Wednesday, June 8, 2011

Mango Cheesecake

Summer is upon us, and that means it's time to whip up that perfectly refreshing summer dessert. Mango Cheesecake? Stop right there.

This recipe was inspired by nutritionella.

Ingredients -

Crust:
1 3/4 c Graham Cracker Crumbs,
(one pack of graham crackers will do the trick)
1/2 c Sugar
6 tbsp Melted Butter

Filling:
3 - 8 oz. Packages of Cream Cheese,
(I used the 1/3 less fat option)
16 oz. Bag of Frozen Mangos,
(found in the freezer section & less expensive than fresh mangos)
1 1/4 c Sugar
4 Eggs
1 tsp Vanilla

Preheat your oven to 325 degrees.

Directions, Crust: Place the graham crackers in a food processor to turn them into dust.


Then mix this dust in a bowl with the sugar. Add the butter and mix these three ingredients together.


Then press this evenly and pack it tightly into a 9" springform pan. Crust complete!


Directions, Filling: Heat all of the mango chunks in a saucepan on medium high until they are warm and thus soft.


Then take an immersion blender to smooth them into puree form. If there are still many tiny chunks of mango, it's okay, it will still taste just as good!


In a separate bowl, beat the softened cream cheese and sugar together until smooth. Add the vanilla. Add one egg in at a time until all is combined. Fold in the mango puree, and pour this into your springform pan upon your homemade crust.


It's time to bake! First it's 10 minutes at 325 degrees. Then an additional 70 minutes at 300 degrees. Once this 80 minutes has passed, turn off your oven and let the cheesecake rest inside for an additional 10 minutes. Then remove your cheesecake from the oven and slide a thin knife around the edges of the pan to loosen the cheesecake.

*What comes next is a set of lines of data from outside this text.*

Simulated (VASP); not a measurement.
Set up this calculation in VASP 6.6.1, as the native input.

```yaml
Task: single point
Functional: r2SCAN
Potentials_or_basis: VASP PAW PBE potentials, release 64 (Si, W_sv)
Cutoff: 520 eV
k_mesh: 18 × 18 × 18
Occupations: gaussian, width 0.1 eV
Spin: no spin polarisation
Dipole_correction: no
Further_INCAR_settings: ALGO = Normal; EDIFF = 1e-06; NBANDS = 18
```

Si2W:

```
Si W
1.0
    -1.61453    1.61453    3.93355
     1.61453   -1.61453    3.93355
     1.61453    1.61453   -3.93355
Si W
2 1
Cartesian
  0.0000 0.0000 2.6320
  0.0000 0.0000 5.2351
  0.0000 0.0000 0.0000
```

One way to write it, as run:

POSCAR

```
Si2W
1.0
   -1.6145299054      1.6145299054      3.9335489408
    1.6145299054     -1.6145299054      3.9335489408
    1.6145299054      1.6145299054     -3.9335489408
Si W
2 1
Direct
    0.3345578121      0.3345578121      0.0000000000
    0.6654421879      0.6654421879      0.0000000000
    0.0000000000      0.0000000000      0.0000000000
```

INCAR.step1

Oh the wait time... Allow your cheesecake to cool on the counter for two hours before removing the sides of the springform pan. Then place your cheesecake in the refrigerator and allow it to chill for four hours before serving. It's well worth the wait! I made it the night before and then brought it to the lake to serve as an after dinner dessert the next day.

Active prep time is 30 minutes, 90 minutes in the oven, 6 hours chill time.